The government’s top executives are far happier with their jobs and pay than rank-and-file employees, according to a report released Wednesday.

Members of the Senior Executive Service rated their satisfaction higher across every category measured, including pay, fairness, empowerment and awards for performance, according to the Partnership for Public Service report.

While SES members scored 82.6 out of a possible 100 in overall satisfaction, all other federal employees scored a 64.0.

The gap was highest in satisfaction with performance-based rewards and career advancement. SES members rated their satisfaction in these categories at 73.2 while that of all other federal employees was 44.7 — a 28.5 point gap.

The Navy, State Department and NASA had the most satisfied SES employees while the Commerce and Veterans Affairs departments had the least satisfied.

The report said that much of the higher satisfaction among executives can be explained by the higher level of pay and responsibilities SES employees have achieved.

“It is understandable that senior executives may have more positive perceptions of the workplace than all other employees because they have advanced to the highest levels of the organization and are the ones making many of the day-to-day decisions, creating a vision and enjoying more autonomy,” the report said.

But the report warned that too much of a gap could mean a fundamental disconnect between high-level employees and subordinates that could harm the ability of agencies to correct issues and solve personnel problems.
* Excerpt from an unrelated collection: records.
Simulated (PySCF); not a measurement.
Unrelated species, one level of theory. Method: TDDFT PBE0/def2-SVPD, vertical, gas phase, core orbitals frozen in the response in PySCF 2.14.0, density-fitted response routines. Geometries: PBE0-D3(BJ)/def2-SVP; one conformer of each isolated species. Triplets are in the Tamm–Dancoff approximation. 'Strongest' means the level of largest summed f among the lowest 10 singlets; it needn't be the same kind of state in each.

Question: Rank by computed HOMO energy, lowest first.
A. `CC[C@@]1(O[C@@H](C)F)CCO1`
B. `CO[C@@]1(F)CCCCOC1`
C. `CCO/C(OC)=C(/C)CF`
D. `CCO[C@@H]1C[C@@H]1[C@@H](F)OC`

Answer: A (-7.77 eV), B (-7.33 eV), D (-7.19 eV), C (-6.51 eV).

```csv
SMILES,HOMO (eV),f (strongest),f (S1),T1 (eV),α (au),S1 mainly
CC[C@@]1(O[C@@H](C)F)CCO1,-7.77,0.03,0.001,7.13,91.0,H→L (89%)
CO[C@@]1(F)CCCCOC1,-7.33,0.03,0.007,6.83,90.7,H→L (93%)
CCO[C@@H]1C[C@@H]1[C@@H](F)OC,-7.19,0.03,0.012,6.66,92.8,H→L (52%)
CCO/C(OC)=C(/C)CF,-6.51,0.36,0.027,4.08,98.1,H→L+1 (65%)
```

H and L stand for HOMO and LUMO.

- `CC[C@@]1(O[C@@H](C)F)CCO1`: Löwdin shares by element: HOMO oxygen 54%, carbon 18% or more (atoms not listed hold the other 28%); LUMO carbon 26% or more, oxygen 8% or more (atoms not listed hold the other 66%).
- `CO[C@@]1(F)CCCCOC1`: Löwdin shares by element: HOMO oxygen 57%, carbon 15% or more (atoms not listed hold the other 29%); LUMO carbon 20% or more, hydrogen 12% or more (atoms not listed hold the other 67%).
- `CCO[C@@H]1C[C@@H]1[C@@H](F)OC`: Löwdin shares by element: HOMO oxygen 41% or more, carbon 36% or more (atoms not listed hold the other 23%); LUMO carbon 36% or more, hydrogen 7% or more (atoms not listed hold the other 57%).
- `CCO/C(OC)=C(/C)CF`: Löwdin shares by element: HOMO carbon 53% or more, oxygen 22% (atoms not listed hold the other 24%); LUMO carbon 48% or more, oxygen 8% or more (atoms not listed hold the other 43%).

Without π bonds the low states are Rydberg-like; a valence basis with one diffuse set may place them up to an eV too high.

Dan Helfrich, leader of the Federal Human Capital Practice at Deloitte Consulting LLP, which helped create the report, said the gap between SES and lower levels is a “wake-up call” for top-level managers to be more active in engaging employees on issues such as performance appraisals, goal setting and agency objectives.

Agencies also need to make sure they are training and developing managers who can connect with employees, especially during troubled times. “I call it a disconnect, but it’s a disconnect that is addressable,” Helfrich said.

The study is based on responses to the 2012 Federal Employee Viewpoint Survey administered by the Office of Personnel Management.